Music: Vale

6 minute read
TIME

It was a gala night at Covent Garden, London. The King was there, so were the Queen with the old Dowager Countess of Minto, the Duke and the Duchess of Beaufort, he who was King Manuel and she who was Queen Augusta of Portugal, Prince Chichibu of Japan and a hundred other folk whom people jostle through crowds to glimpse. But it was not for the King or for the Queen that common folk had stood, many of them, some 20 hours in line, not for them especially that Covent Garden had preened itself to a pre-War splendor. It was for Nellie Melba,* prima donna, Dame of the British Empire, who had set that night for her farewell appearance in opera.

What would the opera be? Dame Nellie held long council with her memories. La Bohème was good. It stood for a hundred triumphs, for gay, gay Monte Carlo and her début there a quarter of a century ago, for Russian Grand Dukes and Princesses, the warm scent of orange blossoms, tiny balls spinning in a great casino, the great Caruso who was her Rodolfo, Tosti making great goggle eyes from the front row. It, too, had been the first Covent Garden performance after the War, when a shabby tweed audience replaced the pompous black. Yes, La Bohème was good. But so was Romeo et Juliette, which she had studied with Gounod himself—Gounod with his velvet skullcap and his velvet smoking jacket—Romeo et Juliette in which she had made her first successful London appearance with Jean de Reszke her Romeo, his brother Edouard the Friar. And there was Otello, fruit of Verdi’s Indian-summer genius. She had sung Otello for the Master himself, an old man then like a gnarled tree, kindly, restrained, with bright, bright eyes and restless hands. Yes, it was a finicky business, that of choosing the opera. Perhaps a bit from all three. . . .

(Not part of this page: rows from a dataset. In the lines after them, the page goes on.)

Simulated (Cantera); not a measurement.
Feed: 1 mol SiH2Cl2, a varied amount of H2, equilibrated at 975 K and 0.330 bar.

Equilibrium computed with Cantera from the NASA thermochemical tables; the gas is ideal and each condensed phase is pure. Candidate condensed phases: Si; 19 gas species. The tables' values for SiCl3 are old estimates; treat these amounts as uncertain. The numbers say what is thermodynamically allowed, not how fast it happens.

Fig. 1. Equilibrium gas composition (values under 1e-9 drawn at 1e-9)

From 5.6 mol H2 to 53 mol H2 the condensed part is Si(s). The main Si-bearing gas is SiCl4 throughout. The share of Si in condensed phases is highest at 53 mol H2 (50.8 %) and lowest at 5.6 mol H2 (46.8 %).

And so it was. She sang arias from the third and fourth acts of La Bohème, the balcony scene from Romeo et Juliette to the Romeo of Charles Hackett, U. S. tenor, the final scene from Otello. She died once as Mimi, again as Desdemona. Her Britannic Majesty, high in her royal box, wiped away a tear.

The commoners shouted and so did even the Duke of this and the Duchess of that. They called her back again and again after each curtain; gave her a riotous ovation when Lord Stanley of Alderly, chairman of the Royal Colonial Institute, presented her with a gigantic floral display that filled the entire stage, a floral kangaroo, emblem of her native Australia in the centre, flanked by British and Australian flags. She tried to thank them: “Covent Garden . . . the dearest place I know . . . my public . . . dear old Austin, who for 36 years has been at the stage door and helped me to my carriage . . . good-bye . . . good-bye . . . .”

Some 10,000,000 Britishers heard her sing over the radio, heard the little speech. Some 3,000 paid trebled prices to get into the theatre. Important correspondents, critics, wrote columns on her “brilliant farewell”on the same stage where she had made “triumphant début” 38 years before.Melba, happy, read their stories, sniffed a little at the “triumphant début,” recalled her own version*:

“I do not believe that the greatest critics had even bothered to look in at all.

“The House was half full. There was a general air of apathy over the stalls and boxes. Even the orchestra, with which I had had one hasty and slovenly rehearsal, seemed half asleep and it was thus that I sang my first role in Covent Garden. . . .

“I woke up in the morning feeling that I had passed through a nightmare, and as soon as I had remembered the events of the night before I sat up in bed and reached with trembling hands for the newspapers which were beside me. As I read them one by one, I was filled with a feeling, first of indignation, then of astonishment, and then of amusement. Of my voice they said practically nothing. They seemed to be concerned solely with my powers as an actress. . . . And I know that in those days I could not act!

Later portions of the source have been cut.